Lugar died of chronic inflammatory polyneuropathy, said a statement from the Lugar Center in Washington, a global policy institute that he founded in 2013.
A soft-spoken Republican moderate, Lugar was twice chairman of the US Senate Committee on Foreign Relations and built a reputation as one of Washington’s most influential foreign-policy voices during the record six terms he represented Indiana in the senate.
Photo: AFP
That reputation was burnished by his willingness to work across party lines, most famously when he joined then-Democratic senator Sam Nunn in 1991 to forge what became known as the Nunn-Lugar program to help former Soviet republics dismantle their nuclear arsenals.
In a statement, US Vice President Mike Pence, a former Indiana governor, mourned the loss of “one of our greatest statesmen.”

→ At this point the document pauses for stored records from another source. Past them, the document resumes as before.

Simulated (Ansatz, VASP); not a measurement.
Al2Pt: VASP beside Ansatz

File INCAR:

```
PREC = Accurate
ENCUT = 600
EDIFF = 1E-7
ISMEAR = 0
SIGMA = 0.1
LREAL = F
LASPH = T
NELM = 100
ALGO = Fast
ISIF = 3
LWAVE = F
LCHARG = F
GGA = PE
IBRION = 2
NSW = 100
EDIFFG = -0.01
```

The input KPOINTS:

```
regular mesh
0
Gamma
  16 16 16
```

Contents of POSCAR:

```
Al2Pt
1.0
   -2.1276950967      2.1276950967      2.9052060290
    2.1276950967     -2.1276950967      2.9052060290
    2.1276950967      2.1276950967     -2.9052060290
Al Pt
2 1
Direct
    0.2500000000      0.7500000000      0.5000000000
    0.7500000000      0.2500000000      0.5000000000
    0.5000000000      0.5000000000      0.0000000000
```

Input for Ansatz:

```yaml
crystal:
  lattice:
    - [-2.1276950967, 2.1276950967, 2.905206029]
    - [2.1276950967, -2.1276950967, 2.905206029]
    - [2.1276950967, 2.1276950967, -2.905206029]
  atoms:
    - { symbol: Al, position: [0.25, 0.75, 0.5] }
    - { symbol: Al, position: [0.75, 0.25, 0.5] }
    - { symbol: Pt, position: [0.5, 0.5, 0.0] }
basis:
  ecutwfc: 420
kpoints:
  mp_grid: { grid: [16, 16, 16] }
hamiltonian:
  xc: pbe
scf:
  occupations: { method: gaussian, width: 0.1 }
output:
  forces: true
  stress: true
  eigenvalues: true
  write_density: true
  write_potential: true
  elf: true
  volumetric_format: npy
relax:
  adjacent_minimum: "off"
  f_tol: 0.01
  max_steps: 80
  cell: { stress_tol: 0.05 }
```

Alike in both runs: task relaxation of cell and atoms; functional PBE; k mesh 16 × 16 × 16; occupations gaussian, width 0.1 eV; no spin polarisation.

“Senator Lugar’s contributions to the life of our nation are countless,” Pence said.
“America has lost a true statesman in Dick Lugar,” tweeted South Bend Mayor Pete Buttigieg, another Indiana native and Democratic presidential aspirant.
“A great mayor, senator and mentor, he made the world safer, stood up for better foreign policy, and knew how to work across the aisle,” Buttigieg said.
Then-US president Barack Obama awarded Lugar the Presidential Medal of Freedom in 2013 for his “decency [and] his commitment to bipartisan problem-solving.”
“For thirty-six years, Richard Lugar proved that pragmatism and decency work — not only in Washington, but all over the world,” Obama said.
“Michelle and I send our warmest sympathies to his family and all those who had the privilege of knowing this American statesman,” he said.
Lugar was a leader in pressing South Africa to end apartheid, and earlier in the campaign to oust the authoritarian Philippine president Ferdinand Marcos — having to overcome opposition from then-US president Ronald Reagan on both issues.
Lugar sought the Republican presidential nomination in 1996, saying he wanted to see whether “serious talk” on the issues could prevail over “sound bites.”
However, the bookish Lugar — a Rhodes scholar who earned an honors degree from the University of Oxford in 1954 — wryly said that charisma was hardly his strong suit and he ultimately withdrew from the 1996 race.